Think about what we are as people. We are the sum of a billion decisions, preferences, habits, thoughts, and experiences accumulated over a lifetime. That’s what forms a person — not one defining moment, but the accumulation of everything small. The same is true for a brand. The same is true for a culture. And if you’re blocking those micro-decisions, flattening your team’s instincts in the name of comfort or consistency, you’re not protecting anything. You’re slowly draining it.
So the question becomes: what kind of leader actually allows this to happen?

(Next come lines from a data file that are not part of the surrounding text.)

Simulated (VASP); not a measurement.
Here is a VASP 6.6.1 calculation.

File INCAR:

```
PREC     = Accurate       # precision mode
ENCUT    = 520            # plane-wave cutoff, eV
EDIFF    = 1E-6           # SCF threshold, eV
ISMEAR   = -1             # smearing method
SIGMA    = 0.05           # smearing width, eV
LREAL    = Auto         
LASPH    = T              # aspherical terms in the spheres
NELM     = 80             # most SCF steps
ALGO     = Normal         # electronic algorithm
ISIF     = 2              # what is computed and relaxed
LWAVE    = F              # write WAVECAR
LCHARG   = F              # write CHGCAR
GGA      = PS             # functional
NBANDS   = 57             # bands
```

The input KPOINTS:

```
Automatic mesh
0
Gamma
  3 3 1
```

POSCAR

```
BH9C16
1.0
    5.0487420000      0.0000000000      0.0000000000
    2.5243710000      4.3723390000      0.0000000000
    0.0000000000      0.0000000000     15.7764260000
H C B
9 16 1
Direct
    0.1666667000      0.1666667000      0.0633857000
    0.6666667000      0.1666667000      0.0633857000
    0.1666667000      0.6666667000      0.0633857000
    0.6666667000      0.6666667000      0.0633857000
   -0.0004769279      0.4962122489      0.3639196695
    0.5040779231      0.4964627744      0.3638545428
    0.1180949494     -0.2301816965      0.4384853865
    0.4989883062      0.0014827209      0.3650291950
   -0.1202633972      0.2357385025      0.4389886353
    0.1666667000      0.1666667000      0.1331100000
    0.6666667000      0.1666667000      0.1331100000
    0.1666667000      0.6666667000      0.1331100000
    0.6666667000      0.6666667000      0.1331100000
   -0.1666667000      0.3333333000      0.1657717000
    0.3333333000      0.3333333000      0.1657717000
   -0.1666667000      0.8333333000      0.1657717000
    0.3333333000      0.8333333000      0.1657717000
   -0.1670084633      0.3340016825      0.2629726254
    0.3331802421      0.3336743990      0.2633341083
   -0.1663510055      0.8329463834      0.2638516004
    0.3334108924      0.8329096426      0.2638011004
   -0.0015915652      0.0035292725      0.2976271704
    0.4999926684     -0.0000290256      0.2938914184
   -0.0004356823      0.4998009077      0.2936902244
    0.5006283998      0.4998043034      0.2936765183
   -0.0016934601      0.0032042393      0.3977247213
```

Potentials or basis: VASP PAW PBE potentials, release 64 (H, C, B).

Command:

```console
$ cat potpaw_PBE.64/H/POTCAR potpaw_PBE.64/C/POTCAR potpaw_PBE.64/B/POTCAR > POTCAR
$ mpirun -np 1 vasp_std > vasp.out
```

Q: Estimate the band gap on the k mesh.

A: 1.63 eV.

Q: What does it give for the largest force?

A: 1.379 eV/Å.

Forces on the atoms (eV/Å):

A friend of mine who runs a company told me he was proud that his leadership team was made up of people who were both trustworthy and competent. Not one or the other — both. That combination is rarer than it sounds, and it’s what allowed his team to make decisions quickly and confidently without everything needing to be escalated up the chain. He was describing, without using the term, the difference between Type 1 and Type 2 decisions. Type 1 decisions are the big, hard-to-reverse ones — they genuinely need senior eyes and careful deliberation. Type 2 decisions are everything else: faster, lower-stakes, recoverable. The mistake most organizations make is treating everything like a Type 1. They bottleneck. They slow down. And without meaning to, they send a message to their people: we don’t trust you.
When you have the right leaders in place, you hand them Type 2 decisions without hesitation. Things move. People feel like they have real agency. And that feeling unlocks something — it’s the difference between a team that executes and a team that contributes.
The mindset shift that makes all of this possible is a simple one: knowing the edge of your own knowledge. A good leader knows what they know. A great leader builds a team that covers everything they don’t — and genuinely respects those people for it. Not performatively. Actually. When you have that kind of mutual respect, disagreement becomes a tool rather than a threat. You can challenge a direction without it becoming personal. You make better decisions, faster, with more confidence.
And when that culture exists, work changes. People stop protecting themselves and start contributing. They stop executing tasks and start making decisions — small ones, the kind that accumulate. The kind that, over time, shape something.
We are each the sum of a billion small decisions. So are our brands. So are our cultures. The leaders who understand that — who build the conditions for their people to bring themselves to the work, at every level — those are the ones building something that’s genuinely hard to compete with. And it absolutely shows up in the bottom line.